We salute President Donald Trump for following through this past Monday on his commitment to move the United States Embassy in Israel from Tel Aviv to Jerusalem. Kudos also to the president’s senior adviser Jared Kushner and Ambassador to Israel David Friedman for their important assistance in bringing this about.
Although what happened on Monday was momentous, in retrospect, it should not have been all that remarkable. After all, The Jerusalem Embassy Relocation Act of 1995 declared Jerusalem as the undivided capital of Israel and mandated that the U.S. embassy be transferred to Jerusalem no later than 1999! However, as is well known, presidents Clinton, Bush, and Obama, although making promises that they would follow the law did not.
To his everlasting credit, President Trump – who has now shown himself to be perhaps the greatest friend Israel has ever had in the White House – was not deterred by the many predictions that the Arab world would unite behind the Palestinians in resisting this move and that America’s geopolitical interests would suffer.
He shrewdly concluded that the Palestinian issue was no longer the center of gravity in the Middle East – if it ever really was. Much more central is the Iran threat, which has created an unlikely alliance of sorts between Israel, Egypt and Saudi Arabia. Israel’s economic power and astonishing military and technological advances have also drawn some of its neighbors closer to it.

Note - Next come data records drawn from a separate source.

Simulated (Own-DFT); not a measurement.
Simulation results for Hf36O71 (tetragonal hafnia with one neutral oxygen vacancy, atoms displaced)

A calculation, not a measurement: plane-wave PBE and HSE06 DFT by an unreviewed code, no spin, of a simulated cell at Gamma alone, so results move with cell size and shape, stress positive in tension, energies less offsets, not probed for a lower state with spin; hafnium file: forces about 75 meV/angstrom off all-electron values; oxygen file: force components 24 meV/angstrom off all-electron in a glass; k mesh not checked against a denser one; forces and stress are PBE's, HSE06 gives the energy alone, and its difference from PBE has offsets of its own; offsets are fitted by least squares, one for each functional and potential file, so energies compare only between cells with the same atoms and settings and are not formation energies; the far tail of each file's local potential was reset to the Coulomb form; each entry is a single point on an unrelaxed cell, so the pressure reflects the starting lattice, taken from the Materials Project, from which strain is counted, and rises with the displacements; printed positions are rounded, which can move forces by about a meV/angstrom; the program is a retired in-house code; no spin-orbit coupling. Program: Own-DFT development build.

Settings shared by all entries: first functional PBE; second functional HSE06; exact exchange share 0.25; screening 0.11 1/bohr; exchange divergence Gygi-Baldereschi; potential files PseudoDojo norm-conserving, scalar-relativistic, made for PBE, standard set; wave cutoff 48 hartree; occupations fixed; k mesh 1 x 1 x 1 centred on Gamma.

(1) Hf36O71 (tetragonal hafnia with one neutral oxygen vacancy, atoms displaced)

Monday’s events came at a particularly opportune time. The message of firm U.S. support for Israel after eight years of Obama wilderness was unmistakable and cannot but dissuade Palestinian President Abbas from thinking he can continue fashioning a fictive Palestinian narrative and sell it to an amen corner in the White House. It is also a message to Iran and others that the U.S. stands behind its allies and is not concerned about political correctness.
To be sure, some are claiming that the embassy move and recognition of Jerusalem as Israel’s capital violates international law as determined by the United Nations. But the UN’s obsessive targeting of Israel has long since delegitimized that body concerning anything Middle East-related.
In one fell swoop, President Trump has now told the Palestinians that time is not on their side and they best think seriously about coming to terms with Israel. As the president has said, it is inconceivable that Israel would ever enter into any agreement that does not recognize Jerusalem as its capital. By taking the Jewish connection to Jerusalem “off the table” but also vowing to support any agreement Israel and the Palestinians come up with, the president has incentivized the Palestinians, as they have never been before, to think long and hard about their priorities.
Considering all the good news, it pains us to note that many in the media are competing with each other to discredit the embassy move by running front-page headlines like the one in The New York Times on May 15: “Israelis Kill Dozens in Gaza.” No sub-headings even hint at the violence of Hamas terrorists seeking to kill Jews in supposed retaliation for the embassy relocation. Hamas has actually been preparing for a mass assault on the fence outside Gaza for months, cynically anticipating that it would result in many Palestinian deaths.
Many news outlets ran descriptions of Palestinian terrorists fighting Israel alongside celebrations of the embassy move. Typical is this from The New York Times: “The two scenes, only an hour’s drive apart, illustrated the chasm dividing Israelis and Palestinians than at any moment in recent history.”
The intent to garner sympathy for the Palestinians is transparent. The anti-Trump “resistance” and anti-Israel cabal continue unabated.